CanJam NYC 2023

Bloom Audio / Campfire Audio

Last year Bloom Audio made their debut at CanJam NYC, this year they came prepared and even booked their own private side room to allow a quiet audition of all the portable and desktop gear they brought with them.  It was great to finally be able to chat in person with Andrew and Stephen.  With popularity of “Andrew” names, today many on Head-fi have to be more specific when talking about Andrew/Bloom or Andrew/Musicteck.  Also, just as I mentioned last year, it was great to see Bloom growing, expanding, and bringing to the show some of the products from manufacturers who were not able to attend this CanJam, like iBasso and Campfire.  It was nice to see the lineup of iBasso DAPs, including their latest modular flagship DX320 with different amps that people could try during the show.  With Campfire, Andrew actually saved the day because Ken and Caleb were booked to attend the CanJam NYC and were on their way to the show, but due to a snowstorm condition and cancelation of the flights, Campfire Audio wasn’t able to make it.  Thus, I was able to appreciate Bloom having the latest CFA releases on display in their room available for audition outside the main hall noise.
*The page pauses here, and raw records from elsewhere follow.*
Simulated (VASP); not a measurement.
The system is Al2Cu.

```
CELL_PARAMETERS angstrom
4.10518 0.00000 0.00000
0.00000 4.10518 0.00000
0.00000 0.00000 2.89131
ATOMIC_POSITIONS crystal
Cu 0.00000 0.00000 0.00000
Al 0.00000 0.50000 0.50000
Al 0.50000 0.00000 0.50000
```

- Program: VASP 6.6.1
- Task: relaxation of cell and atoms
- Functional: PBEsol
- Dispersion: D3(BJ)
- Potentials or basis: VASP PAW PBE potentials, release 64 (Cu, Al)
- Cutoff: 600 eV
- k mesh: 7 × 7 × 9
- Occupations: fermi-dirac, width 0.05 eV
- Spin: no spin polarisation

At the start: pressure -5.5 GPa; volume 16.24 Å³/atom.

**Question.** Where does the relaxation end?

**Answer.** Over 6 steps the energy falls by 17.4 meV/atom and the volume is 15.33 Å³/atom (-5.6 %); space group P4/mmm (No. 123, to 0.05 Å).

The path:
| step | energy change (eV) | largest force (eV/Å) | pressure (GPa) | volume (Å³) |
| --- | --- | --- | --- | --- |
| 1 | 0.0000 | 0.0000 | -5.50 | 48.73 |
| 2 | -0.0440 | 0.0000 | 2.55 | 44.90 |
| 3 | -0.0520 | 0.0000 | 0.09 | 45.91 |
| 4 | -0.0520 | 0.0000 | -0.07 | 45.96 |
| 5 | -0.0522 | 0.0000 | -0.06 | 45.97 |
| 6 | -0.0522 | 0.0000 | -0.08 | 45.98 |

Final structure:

I’m already familiar with Campfire Supermoon IEMs which I recently covered in my review.  That model elevated itself to one of my favorite Campfire IEMs, and I was curious about their just announced Andromeda and Solaris editions which received their own names, Andromeda Emerald Sea and Solaris Stellar Horizon instead of just 2023 versions.  Both were revamped in the design and the tuning, with more premium looks and all new packaging and accessories.  CFA always stands out with original packaging, but here they took it to a whole different level with a display presentation of handmade wooden crates and detachable “hand” as a hook to showcase their new iems.  Plus, included with each iems were 3 cables, the same wire cables with non-microphonic ribbon structure of wires side-by-side and 3.5mm, 2.5mm and 4.4mm termination.  I was surprised they decided not to have a modular plug system, and instead included 3 separate cables with the same wires and different terminations; I guess a bonus to use it with other CFA iems or just other mmcx iems.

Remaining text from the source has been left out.